The $100 000 Needle in the Haystack
Episode 5 of Surreal Stories from the Hidden World of Hotels
Before we begin…
I had a thirty-year career at a hotel company that didn’t want to hire me. The journey from being “too old, too educated”, and having “too many opinions” to qualify as a hotel security guard to being awarded the company’s highest individual honour, to being selected by my peers as the world’s most influential corporate security executive, was one of non-stop experiences, spanning everything you can imagine, and a lot that you can’t!
From “Wait, what?!?” to “OMG” to “I’m pinching myself, but I’m not waking up”, sooner or later, a career in hotels will expose you to all life has to offer.
In this series, I’ll share stories from behind the scenes in the world’s greatest job in the world’s most fun and rewarding (life-lesson rewarding, as opposed to monetary) industry.
By the end of it, you’ll agree that working in security is the best hotel education one can receive, and you’ll wonder why many hotels and hotel groups are run by former cooks and accountants instead of former hotel security guards. (Yes, I’m being sarcastic… perhaps…)
These days nobody bats an eye when we tap a card against a reader to pay for gas, use an app on a phone to transfer money, scan another app to buy tickets to the cinema, or wave our phone near a reader to pay for groceries.
It wasn’t always this way…
When I was growing up, we paid cash.

Some people wrote cheques. (Unfathomably, some people still do.)
Rich people had credit cards.
In 1987, when my hotel career began, the majority of people paid cash. Cash was king and we protected it with our lives. Every waiter, every front desk employee, and a number of others had “floats” so they could give change when people paid with larger bills.
Hotels weren’t banks, but guests could get cash from the front desk if they didn’t have local currency or if they needed it for use in cash-only establishments. In our 500-room hotel, every front desk float contained more than the average gross monthly wage for a Security Officer like me.
Each person was responsible for their float, but it was a team effort to keep them balanced.
At the end of the month, there was always a mad scramble of people trying to borrow money from each other when the floats were counted.
Interest-free borrowing from floats was commonplace.
If borrowing temporarily from the till was common, so was “forgetting” to pay the bill.
The term “good old days” might refer to the time when hotels extended credit to anyone and everyone. Every guest who walked in off the street and filled in a registration card automatically qualified for credit that amounted, at least, to the full cost of the stay. There were no ID or credit checks during the registration process and most front desk agents didn’t really worry too much about what name the guest wrote on the card.
People often left the hotel without paying. Security investigated, tracked them down, and tried to recover our losses. This was difficult when the name on the credit card was Donald Duck, Chase Gioberti, or simply 007. Some people used non-existent addresses (e.g. North Pole, Norway). Fortunately, in those pre-cellphone days, many guests used the in-room telephone, the system logged the numbers, and the numbers were all in the phone book. The challenge for us was that many calls went to escort services who could be less than forthcoming about sharing information.
On weekends, when walk-outs were prevalent, Security Officers with a lot of experience knew that when the phone started ringing after 8 p.m. on a Sunday evening, it was the perfect time to offer to do a coffee run to the canteen. The call would undoubtedly be from reception saying someone was on their way down with the weekend “walk-outs”. The rule was that whoever accepted the piles of walk-out material was responsible for investigating and recovering the hotel losses. Needless to say, as a newbie, until I learned enough about the Sunday evening routines and behaviour of my colleagues, I learned a lot about investigating and investigations. I also learned a lot about the behaviour and mindset of the people who tried to defraud our hotel. My years of university Psychology studies found one of their many practical applications in the world of hotels. Many of our guests were wealthy, or had expense accounts that allowed them to behave like they were wealthy, and credit card usage was rapidly on the rise.

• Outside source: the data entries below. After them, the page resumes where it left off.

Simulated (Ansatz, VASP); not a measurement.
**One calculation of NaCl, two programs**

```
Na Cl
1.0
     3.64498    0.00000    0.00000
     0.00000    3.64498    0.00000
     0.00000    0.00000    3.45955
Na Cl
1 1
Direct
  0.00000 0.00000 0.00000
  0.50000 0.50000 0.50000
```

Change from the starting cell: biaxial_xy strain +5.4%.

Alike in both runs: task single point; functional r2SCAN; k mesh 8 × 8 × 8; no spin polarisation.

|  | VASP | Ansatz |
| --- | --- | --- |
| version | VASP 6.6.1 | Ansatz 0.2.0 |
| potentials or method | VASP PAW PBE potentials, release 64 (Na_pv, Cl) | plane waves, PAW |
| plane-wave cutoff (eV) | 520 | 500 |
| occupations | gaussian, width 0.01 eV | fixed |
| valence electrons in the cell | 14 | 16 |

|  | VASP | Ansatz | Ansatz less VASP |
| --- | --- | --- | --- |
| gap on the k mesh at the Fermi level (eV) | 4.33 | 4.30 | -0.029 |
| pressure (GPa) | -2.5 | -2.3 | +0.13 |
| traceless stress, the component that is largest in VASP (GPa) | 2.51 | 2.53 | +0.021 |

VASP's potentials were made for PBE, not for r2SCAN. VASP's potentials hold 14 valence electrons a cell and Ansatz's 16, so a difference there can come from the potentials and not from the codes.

Credit cards were like gold. As long as someone had one, their credit was almost unlimited. It wasn’t, but people racked up huge bills in the nightclub while the banks were closed, so for all intents and purposes, it was.
It’s hard to believe today, but in those days, so-called credit card slips were almost like cash. When someone paid by credit card, the card and a small form with three copies separated by carbon paper would be inserted into an imprinter. The employee would drag a noisy handle from one end of the imprinter to the other. Rollers under the handle would squeeze the form against a metal plate that had hotel details on it and these would be printed onto the form.

The top (original) was for the guest as a receipt. The two copies were for the hotel and the bank. Employees would detach the customer receipt and give it to the guest. At the end of their shift, employees would drop their cash envelopes into a safe and then drop their credit card slips (copies for accounting and the bank) into a mailbox outside the security office.
Fun fact about the carbon paper between each copy of the credit card receipts. In some locations, front desk personnel were offered large sums of money to sell the carbon copies. Information on the copies was used to make counterfeit cards. Credit card fraud isn’t new, folks.
But, I digress… let’s get back to the story.
Each morning an accountant would empty the mailbox and take the slips to their office, where the bank and hotel copies would be separated. The bank copies would be sent over to the bank who would then transfer money to the hotel accounts and claim back the money from the credit card company who in turn would bill the card owner. It’s a bit simpler and a whole lot quicker today.
The accountant didn’t work on weekends. To save them the trouble of sorting through a whole weekend of receipts, Security would empty the mailbox on Saturday and Sunday mornings. Receipts were placed in plastic bags. Bin liners actually. When the accountant arrived on Monday morning he would collect the Sunday night receipts from the mailbox. The two plastic garbage bags, full of Friday and Saturday night receipts, were picked up off the floor in the security office and handed to the accountant.
The accountant was an early riser and always arrived before the night shift was off duty at 7:00 a.m. On this particular morning, I was night shift. We exchanged our usual pleasantries and I gave him the key to the mailbox. He emptied it and was standing outside the office when he said: “Where are they?”
There were no plastic bags on the office floor.
We searched high and low but couldn’t find the bags of credit card receipts. We called the people who’d been on weekend shifts. They said, and their activity reports also noted, that they had emptied the mailbox as usual, put the receipts in a bin liner as usual, and left the bin liners on the floor. As usual.
No one seemed to have any idea that this was a potentially big problem. There was joking and laughing. People wondered who the prankster was and where the bin liners were hidden.
Finally, someone made the connection. Every other bin liner in the hotel was thrown into a trash compactor. What if someone had thrown the bin liners away?
Housekeeping was contacted and yes, indeed, a new, extra diligent employee confirmed that maybe, just possibly, they might have picked up bin liners from the security office floor and thrown them into the compactor on Sunday morning. By Monday morning, the compactor would have been used multiple times and there was no way we would be able to get the receipt-filled bin liners out.
It was about this time that the joking stopped and the smile disappeared from the accountant’s face.
“They’re important,” he said. “It could represent a big loss for us if we can’t send the bank their copies of the receipts.”
“How much are we talking about,” my boss asked as ash fell from his unfiltered cigarette
“I don’t know”, said the accountant. “But quite a bit.”
“That’s not a number!”
My boss hadn’t had his morning coffee and his shaking indicated he was getting angry, needed another cigarette, or both.
“More than 10,000?”, he grunted.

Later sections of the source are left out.